Designing Pedagogical Approaches for Today’s Student

“As educators, we need to lead the way and design our pedagogical approaches for the students we have, not the students we wish we had,” writes Sara Goldrick-Rab, founder of the Hope Center for College, Community, and Justice and professor of higher-education policy and sociology at Temple University, and Jesse Stommel, executive director of the division of teaching and learning technologies at the University of Mary Washington, in a recent op-ed in The Chronicle of Higher Education. In the article, the pair rebuts an essay published last month in The Chronicle by Nancy Bunge, “Students Evaluating Teachers Doesn’t Just Hurt Teachers. It Hurts Students.” Bunge in her essay attacks student evaluations, arguing that the “unearned arrogance encouraged by the heavy reliance on student evaluations helps produce passive, even contemptuous students who undermine the spirit of the class and lower its quality for everyone.”
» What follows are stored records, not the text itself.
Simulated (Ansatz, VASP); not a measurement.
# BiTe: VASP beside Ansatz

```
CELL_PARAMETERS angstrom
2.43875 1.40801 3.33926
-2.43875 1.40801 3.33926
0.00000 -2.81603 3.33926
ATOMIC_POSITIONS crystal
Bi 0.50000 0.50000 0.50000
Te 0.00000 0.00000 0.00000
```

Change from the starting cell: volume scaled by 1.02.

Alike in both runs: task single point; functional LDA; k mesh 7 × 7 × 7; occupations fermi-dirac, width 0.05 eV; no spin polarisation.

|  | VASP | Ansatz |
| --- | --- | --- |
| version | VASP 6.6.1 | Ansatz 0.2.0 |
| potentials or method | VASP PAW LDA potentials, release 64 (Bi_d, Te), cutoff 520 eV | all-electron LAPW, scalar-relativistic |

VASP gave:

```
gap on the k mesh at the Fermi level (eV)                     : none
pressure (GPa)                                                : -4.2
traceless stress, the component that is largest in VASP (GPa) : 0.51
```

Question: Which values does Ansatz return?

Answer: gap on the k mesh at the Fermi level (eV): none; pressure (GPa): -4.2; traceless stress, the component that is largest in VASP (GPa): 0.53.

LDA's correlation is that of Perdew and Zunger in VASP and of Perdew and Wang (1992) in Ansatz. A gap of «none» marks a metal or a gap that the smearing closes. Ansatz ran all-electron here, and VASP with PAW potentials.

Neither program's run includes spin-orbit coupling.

Today’s college students face more challenges than previous generations and faculty must respond with inclusive and compassionate teaching, the Goldrick-Rab and Stommel write in the op-ed. They agree that student evaluations on sites such as Rate My Professors are inherently flawed, but they also write that students should not be blamed. Rather, faculty and universities should concentrate on ways to incorporate students’ voices into decision-making. “We need more, not fewer, ways to listen for the voices of students reflecting on education. We need more, not fewer, ways to include students in conversations about the future of teaching and learning in college. These conversations cannot begin by sending a signal to students that their voices don’t matter,” write Goldrick-Rab and Stommel.